Japan’s hesitant recovery hangs in large part on the yen remaining competitive against the dollar. A dollar collapse would hit many smaller companies which are directly or indirectly dependent on exports.
A glance at the TrustNet website, which compares fund performances, shows that three of the top 20 unit trusts and open-ended investment companies over one year are Japanese-orientated. Melchior Japan Opportunities, Invesco Perpetual Japanese Smaller Companies and M&G Japan Smaller Companies are all currently focused on the smaller end of Japan’s stock market.
The one-year performances have been stellar, ranging from Melchior Japan’s 29 per cent to Invesco Perpetual’s 32 per cent. That, however, has to be put in context. Anyone who has held M&G’s fund over the past five years has at best got back to roughly where they started, while Invesco’s investors are still down by about half.
Returns have not been helped by Japan being in recession for much of the period since 1989. The hope is that the nadir was April last year, when the stock market started a robust rally, led by smaller companies.
John Hatherley, of M&G, the fund management group, says that Kenichi Ura, manager of its Japan Smaller Companies fund, was boosted by a mixture of “value plays and niche technology companies”.
Since the summer, however, the following wind seems to have died and performance is now down to the stockpicking skills of the fund manager, Mr Hatherley says.
The big question is whether managers of Japan funds have those skills. Magnus Spence, of Dalton Strategic Partnership, the firm behind Melchior Japan, believes that some do — even if he is none too sanguine about the bigger picture.
“Overall, we are not particularly bullish on Japan, nor have we been for the past three years,” he says. “But if you are prepared to believe that there are areas of the Japanese economy that are leading not just their own economy but the world, then there are some interesting areas in which to invest.”

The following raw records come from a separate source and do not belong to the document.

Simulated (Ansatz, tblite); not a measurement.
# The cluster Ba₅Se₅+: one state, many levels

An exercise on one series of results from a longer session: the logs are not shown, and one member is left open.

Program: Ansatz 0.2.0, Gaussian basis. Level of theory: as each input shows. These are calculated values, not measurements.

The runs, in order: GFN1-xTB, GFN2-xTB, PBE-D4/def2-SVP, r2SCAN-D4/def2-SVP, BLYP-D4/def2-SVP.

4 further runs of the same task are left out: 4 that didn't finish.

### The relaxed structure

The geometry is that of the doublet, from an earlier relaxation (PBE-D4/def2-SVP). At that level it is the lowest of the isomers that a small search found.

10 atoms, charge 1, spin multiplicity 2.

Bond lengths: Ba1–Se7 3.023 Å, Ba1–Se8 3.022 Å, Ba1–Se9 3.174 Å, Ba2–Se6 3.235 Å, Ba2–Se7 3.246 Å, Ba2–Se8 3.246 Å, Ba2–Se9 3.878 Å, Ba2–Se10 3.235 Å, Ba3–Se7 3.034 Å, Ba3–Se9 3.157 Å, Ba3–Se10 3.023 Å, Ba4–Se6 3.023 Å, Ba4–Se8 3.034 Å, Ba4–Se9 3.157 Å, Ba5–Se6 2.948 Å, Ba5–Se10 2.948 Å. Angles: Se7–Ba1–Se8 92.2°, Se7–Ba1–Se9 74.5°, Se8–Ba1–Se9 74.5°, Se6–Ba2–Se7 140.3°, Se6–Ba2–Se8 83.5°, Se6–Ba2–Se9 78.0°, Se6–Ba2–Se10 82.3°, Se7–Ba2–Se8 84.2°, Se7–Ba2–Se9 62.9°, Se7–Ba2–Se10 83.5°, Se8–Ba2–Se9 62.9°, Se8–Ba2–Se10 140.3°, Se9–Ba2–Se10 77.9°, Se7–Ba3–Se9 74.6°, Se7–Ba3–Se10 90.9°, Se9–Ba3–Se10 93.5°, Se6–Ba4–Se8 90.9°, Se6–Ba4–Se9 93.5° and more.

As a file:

Mr Spence cites companies such as Access, which develops browsers that allow third-generation mobile telephone users to surf the internet. The shift to mobile technology is akin to the move from mainframe to personal computers in the 1980s, he maintains.
But Tony Roberts, a manager on the Invesco Perpetual Japan fund, is much less gung-ho on the prospects for smaller Japanese companies. He highlights the improbably named Topix Mother’s index, which groups a number of Japan’s new economy stocks. “A lot of the companies seem very young and there seems to be a mania in Japan again in the internet space,” he says.
Bloomberg figures suggest that the average earnings multiple for the index’s constituents is a heroic 243 times.
Even the more staid “metal bashers” on the Topix Second Section, which covers smaller companies, look vulnerable if Japanese exports are hit, Mr Roberts suggests.
That could happen if the dollar melts down, but Antonio Villarroya, of Merrill Lynch, thinks that the Japanese authorities will do their utmost to prevent it. He argues that recent signs of economic weakness in Japan will increase the pressure on the Government and the Bank of Japan to support the dollar.
So the jury remains out on Japan and its smaller companies. The best that can be said is that, on the law of averages, a 13-year recession should prompt a recovery that lasts more than 19 months.